It took me a long time to figure out why my routine wasn't called. I really wish DMD would semantically check templates at least partially even if they're never instantiated.
April 04, 2012
On Tue, 03 Apr 2012 08:30:25 -0500, Adam D. Ruppe <destructionator@gmail.com> wrote:

> On Tuesday, 3 April 2012 at 13:14:00 UTC, Robert Jacques wrote:
>> As someone who has implemented a runtime reflection library in
>> D, it is entirely possible to detect whether a function is
>> marked private/protected or not using __traits today.
>
> How did you do it? __traits(compiles) is the best I could
> find, and that breaks down if you are friends (easy to
> happen with mixins, even if the code is in a separate file)
> and is kinda fragile in general since it will swallow unrelated
> errors too.

I did it by having all the inspection routines in a private template inside a struct in another module.
April 04, 2012
On Tuesday, April 03, 2012 08:23:49 deadalnix wrote:
> Le 02/04/2012 22:59, Simen Kjærås a écrit :
> > On Mon, 02 Apr 2012 20:02:20 +0200, deadalnix <deadalnix@gmail.com> wrote:
> >>> Now, there are a number of people very unhappy about this state of
> >>> affairs and
> >>> want private to hide symbols as well (personally, I think that the
> >>> fact that
> >>> it makes private aliases effectively useless is reason enough to
> >>> seriously
> >>> reconsider the current behavior), but I don't know if there's any
> >>> real chance
> >>> of convincing Walter or not.
> >> 
> >> This would be a huge mistake. For instance, private method are sometime meant to be overridden in subclasses, which is impossible if symbol is inaccessible.
> >> 
> >> NVI for instance would be impossible in such a situation.
> > 
> > NVI is perfectly possible with protected.
> 
> You'll loose the ability to define a function, without being able to call it.

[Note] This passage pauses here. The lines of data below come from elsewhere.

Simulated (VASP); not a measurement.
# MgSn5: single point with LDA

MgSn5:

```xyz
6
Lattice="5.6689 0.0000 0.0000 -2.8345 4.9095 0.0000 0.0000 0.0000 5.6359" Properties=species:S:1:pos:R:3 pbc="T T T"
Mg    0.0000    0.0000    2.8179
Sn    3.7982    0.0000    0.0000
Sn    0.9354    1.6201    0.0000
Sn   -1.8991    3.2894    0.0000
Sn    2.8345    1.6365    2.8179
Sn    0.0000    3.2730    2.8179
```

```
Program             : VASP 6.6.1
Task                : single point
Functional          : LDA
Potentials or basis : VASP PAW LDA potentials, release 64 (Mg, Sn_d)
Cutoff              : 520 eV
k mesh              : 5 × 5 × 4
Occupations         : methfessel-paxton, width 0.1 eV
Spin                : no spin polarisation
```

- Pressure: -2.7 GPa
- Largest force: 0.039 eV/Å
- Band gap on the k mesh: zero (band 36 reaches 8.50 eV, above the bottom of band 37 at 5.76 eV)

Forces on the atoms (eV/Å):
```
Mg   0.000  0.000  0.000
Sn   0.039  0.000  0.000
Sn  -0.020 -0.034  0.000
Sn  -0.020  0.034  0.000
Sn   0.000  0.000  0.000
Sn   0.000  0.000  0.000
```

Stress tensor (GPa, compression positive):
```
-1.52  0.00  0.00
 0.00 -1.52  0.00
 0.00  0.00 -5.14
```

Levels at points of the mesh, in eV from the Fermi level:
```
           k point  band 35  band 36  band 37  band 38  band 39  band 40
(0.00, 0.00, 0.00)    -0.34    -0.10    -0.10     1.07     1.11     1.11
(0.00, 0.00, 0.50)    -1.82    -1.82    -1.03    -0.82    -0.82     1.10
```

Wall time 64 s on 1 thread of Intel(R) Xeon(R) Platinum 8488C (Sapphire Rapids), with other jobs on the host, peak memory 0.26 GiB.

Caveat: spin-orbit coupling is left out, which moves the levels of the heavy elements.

Except that that doesn't even actually work as discussed in this thread:

http://www.digitalmars.com/d/archives/digitalmars/D/Re_Module- level_accessibility_118209.html#N118329

The derived class overrode the function, so it can call it. It may not be able to call the base class version, but it can call its own.

Sure, NVI is great, but it works just as well with protected. private doesn't actually prevent you from calling the function in the derived class, and even if it did, it's _not_ worth the cost of making private virtual by default. And as D lets the compiler control virtuality, unlike C++, it doesn't make any sense to make it so that the programmer can specifically make a private function virtual to work with NVI. So, it just makes more sense to use protected to do NVI.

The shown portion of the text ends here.